The CWA has a grievance procedure, detailed in Article VIII. Dkt. #1, Exhibit 1. According to the Agreement, grievances not resolved by the parties shall be decided in final and binding arbitration conducted pursuant to the rules of the American Arbitration Association (“AAA”). Dkt. #1, Exhibit 1, Article VIII. On March 3, 2022, Petitioner advanced the grievance process to arbitration and Respondent did not respond. Dkt #1 at ¶ 2.15. On April 28, 2022, Petitioner unilaterally submitted a request to the AAA seeking an arbitrator list and appointment. Id. at ¶ 2.17. On July 20, 2022, the AAA announced that Arbitrator Kenneth Latsch had been “mutually selected” by the parties to hear this matter. Id. at ¶ 2.19. On all of these dates, Respondent refused to participate in resolving this dispute under Article VIII of the CWA. Id. at 2.20. On October 18, 2022, Petitioner filed a Petition to Compel Arbitration with this Court. Dkt. #1. In response, on November 9, 2022, Respondent filed the instant Motion to Dismiss Petitioner's Petition to Compel Arbitration. Dkt. #6.
Petitioner “seeks only to enforce the entirely legal arbitration clause.” Dkt. #12 at 9. Respondent argues that the entire CWA under which Petitioner seeks to compel arbitration is void and “precludes Merino's efforts to compel arbitration of the grievance in this case.” Dkt. #6 at 11.
III. DISCUSSION
A. Legal Standard
In making a 12(b)(6) assessment, the court accepts all facts alleged in the pleading as true and makes all inferences in the light most favorable to the non-moving party. Baker v. Riverside County Office of Educ., 584 F.3d 821, 824 (9th Cir. 2009) (internal citations omitted). However, the court is not required to accept as true a “legal conclusion couched as a factual allegation.” Ashcroft v. Iqbal, 556 U.S. 662, 678 (2009) (quoting Bell Atl. Corp. v. Twombly, 550 U.S. 544, 555 (2007)). The pleading “must contain sufficient factual matter, accepted as true, to state a claim to relief that is plausible on its face.” Id. at 678. This requirement is met when the petitioner “pleads factual content that allows the court to draw the reasonable inference that the respondent is liable for the misconduct alleged.” Id. The pleading need not include detailed allegations, but it must have “more than labels and conclusions, and a formulaic recitation of the elements of a cause of action will not do.” Twombly, 550 U.S. at 555. Absent facial plausibility, a petitioner's claims must be dismissed. Id. at 570.
B. Analysis
Respondent moves to dismiss Petitioner's claims on the basis that the CWA under which Petitioner seeks to compel arbitration is void because it violates Section 8(e) of the National Labor Relations Act (NLRA). Dkt. #6 at 5. Section 8(e) provides:
It shall be an unfair labor practice for any labor organization and any employer to enter into any contract....whereby such employer ceases or refrains or agrees to cease or refrain
from...dealing in any of the products of any other employer or to cease doing business with any other person, and any contract or agreement to enter into heretofore or hereafter containing such an agreement shall be to such extent unenforceable[sic] and void.29 U.S.C. § 158(e).

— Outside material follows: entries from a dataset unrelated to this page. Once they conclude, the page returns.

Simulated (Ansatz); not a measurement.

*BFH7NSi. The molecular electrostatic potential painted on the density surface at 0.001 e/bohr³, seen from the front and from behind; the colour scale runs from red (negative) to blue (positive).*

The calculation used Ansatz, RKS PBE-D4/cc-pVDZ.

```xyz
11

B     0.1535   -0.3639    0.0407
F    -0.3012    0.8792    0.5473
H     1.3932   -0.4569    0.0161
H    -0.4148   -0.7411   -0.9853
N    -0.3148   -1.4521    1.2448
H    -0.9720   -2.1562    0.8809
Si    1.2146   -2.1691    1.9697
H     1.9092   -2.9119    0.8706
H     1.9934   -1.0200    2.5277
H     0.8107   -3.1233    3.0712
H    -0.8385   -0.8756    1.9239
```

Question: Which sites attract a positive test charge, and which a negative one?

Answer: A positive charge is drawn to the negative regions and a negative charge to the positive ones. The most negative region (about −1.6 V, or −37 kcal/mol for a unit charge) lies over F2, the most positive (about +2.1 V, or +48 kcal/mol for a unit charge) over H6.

The crux of Respondent's Motion is that the contract as a whole, including the arbitration provision, is rendered invalid by an allegedly unlawful hot cargo provision. Dkt. #6 at 14.
In Response, Petitioner states that the allegedly illegal clause in the CWA is entirely separate from and does not preclude the enforcement of the arbitration provision. Dkt. #12 at 9. Petitioner seeks only to enforce the arbitration clause and to have the arbitrator deal with this substantive issue. Id.
Challenges to the validity of arbitration agreements can be divided into two types: 1) a specific challenge to the validity of the agreement to arbitrate and 2) a challenge to the contract as a whole, either on a ground that directly affects the entire agreement or on the ground that the illegality of one of the contract's provisions renders the whole contract invalid. Buckeye Check Cashing, Inc. v. Cardegna, 546 U.S. 440, 444, 126 S.Ct. 1204, 163 L.Ed.2d 1038 (2006). Respondent's claim is of the second type; the claim challenges the entire CWA but not specifically its arbitration provision. Dkt. #6 at 14 - 15.
In Buckeye Check Cashing, the U.S. Supreme Court distinguished between a challenge specifically to the validity of the agreement to arbitrate and a challenge to the contract as a whole, either on the ground that directly affects the entire agreement, or on the ground that the illegality of the contract's provisions renders the whole contract invalid. 546 U.S. at 444. As a matter of substantive federal arbitration law, an arbitration provision is severable from the remained of the contract, regardless of whether a severability provision exists in the contract. Id. at 445; see also Unite Here Local 30 v. Sycuan Band of the Kumeyaay Nation, 35 F.4th 695, 703 (9th Cir. 2022) (holding a defense that the NLRA invalidates a labor contract with an arbitration provision is an issue for the arbitrator to decide). Further, unless the challenge is to the arbitration clause itself, the issue of the contract's validity is considered by the arbitrator in the first instance. Id. at 445 -46.
Given the above, Respondent's arguments to dismiss are invalid. The Court need not decide the other challenges made by the parties. Substantive federal arbitration laws clearly instruct this Court that in cases where a party challenges the contract as a whole and not the arbitration provision itself, the issue of the contract's validity should be considered by the arbitrator, not the federal court in the first instance. This likely means that this Petition should be granted.
IV. CONCLUSION
Having reviewed Respondent Teamsters 174's Motion to Dismiss, Petitioner's Response, Respondent's Reply, and the remainder of the record, the Court hereby finds and ORDERS that Respondent's Motion to Dismiss, Dkt. #6, is DENIED. The parties are ORDERED to SHOW CAUSE why the Petition should not be granted. Each party's response may not exceed six (6) pages and shall be filed no later than fourteen (14) days from the date of this Order.